Friday, September 14, 2007

Greetings in Jesus Name Cover Art

Greetings in Jesus Name

Author: Michael Berry
Publisher: Harbour Books
ASIN: 1905128088

About This Book

Watch out, spammers! Michael Berry's revenges against the purveyors of e-mail pollution are funny, savage and inventive.

"With warm hearts I offer my friendship, and my greetings, and I hope this letter meets you in good time. It will be surprising to you to receive this proposal from me since you do not know me personally. However, I am sincerely seeking your confidence in this transaction, which I propose with my free mind and as a person of integrity. My name is Jacob Kamala the son of Mr. A.Y Kamala, a farmer from Zimbabwe, murdered in the land dispute in my country. As led by my instinct, I decided to contact you through email…"

The above, or something similar, is familiar: letters asking us for money for orphans, for victims of hurricanes, letters telling us we’ve won the Spanish lottery, letters telling us we have been contacted because we are known to be of good integrity and could be trusted to bank $30 million in our saving’s account, for a generous fee of 10% of the sum.

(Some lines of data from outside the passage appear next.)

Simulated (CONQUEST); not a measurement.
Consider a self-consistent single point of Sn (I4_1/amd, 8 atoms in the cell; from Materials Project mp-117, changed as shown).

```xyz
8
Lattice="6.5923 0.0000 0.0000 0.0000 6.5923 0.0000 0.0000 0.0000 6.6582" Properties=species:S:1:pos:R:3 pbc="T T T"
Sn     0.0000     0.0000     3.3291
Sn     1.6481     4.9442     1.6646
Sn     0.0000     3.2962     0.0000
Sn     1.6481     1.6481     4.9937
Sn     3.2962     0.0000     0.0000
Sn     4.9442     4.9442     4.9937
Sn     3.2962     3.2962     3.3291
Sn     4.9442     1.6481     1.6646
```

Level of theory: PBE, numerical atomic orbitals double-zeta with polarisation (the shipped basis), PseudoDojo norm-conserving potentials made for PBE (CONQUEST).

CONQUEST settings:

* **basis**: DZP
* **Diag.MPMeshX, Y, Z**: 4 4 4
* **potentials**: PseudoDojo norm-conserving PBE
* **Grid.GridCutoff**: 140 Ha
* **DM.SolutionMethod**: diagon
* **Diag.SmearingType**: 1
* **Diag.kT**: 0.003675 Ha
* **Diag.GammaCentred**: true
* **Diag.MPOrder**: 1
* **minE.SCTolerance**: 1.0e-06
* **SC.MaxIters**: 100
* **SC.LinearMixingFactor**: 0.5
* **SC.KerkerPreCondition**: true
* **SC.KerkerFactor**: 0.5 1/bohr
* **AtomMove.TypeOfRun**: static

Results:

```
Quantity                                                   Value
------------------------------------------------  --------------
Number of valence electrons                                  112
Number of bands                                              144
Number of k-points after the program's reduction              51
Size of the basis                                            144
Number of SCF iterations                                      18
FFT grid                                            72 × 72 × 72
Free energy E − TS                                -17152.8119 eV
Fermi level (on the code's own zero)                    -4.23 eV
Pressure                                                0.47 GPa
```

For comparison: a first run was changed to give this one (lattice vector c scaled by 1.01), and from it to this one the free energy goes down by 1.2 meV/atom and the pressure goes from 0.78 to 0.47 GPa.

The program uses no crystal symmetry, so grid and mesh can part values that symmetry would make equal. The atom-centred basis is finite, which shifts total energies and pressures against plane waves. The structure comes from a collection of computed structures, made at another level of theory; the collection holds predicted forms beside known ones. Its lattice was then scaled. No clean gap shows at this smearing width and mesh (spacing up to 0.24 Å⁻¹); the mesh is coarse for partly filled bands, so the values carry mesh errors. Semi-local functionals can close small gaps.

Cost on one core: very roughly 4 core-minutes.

To most of us the letters are an irritant. To Berry they are a call to arms. For the last five years he has replied to the scammers emails, expressing an interest in their propositions and then spending days, weeks, even months leading them down the garden path with his hilarious requests and misunderstandings. He’s had them selling paintings to Del Trotter Antiques, tattooing themselves so as to become members of his bogus church, booking expensive hotels for his no-show personas, seeking criminal compensation from Inspector Morse, writing out a Harry Potter novel by hand, or being killed by a mugger just outside the Western Union office where he was about to make a payment to them and, cruelest of all, falling in love with him as he pretends to be Gillian Anderson.

Michael Berry runs a scambaiting website 419eater.com named after the numbered clause in Nigeria's penal code outlawing ‘advanced fee’ fraud.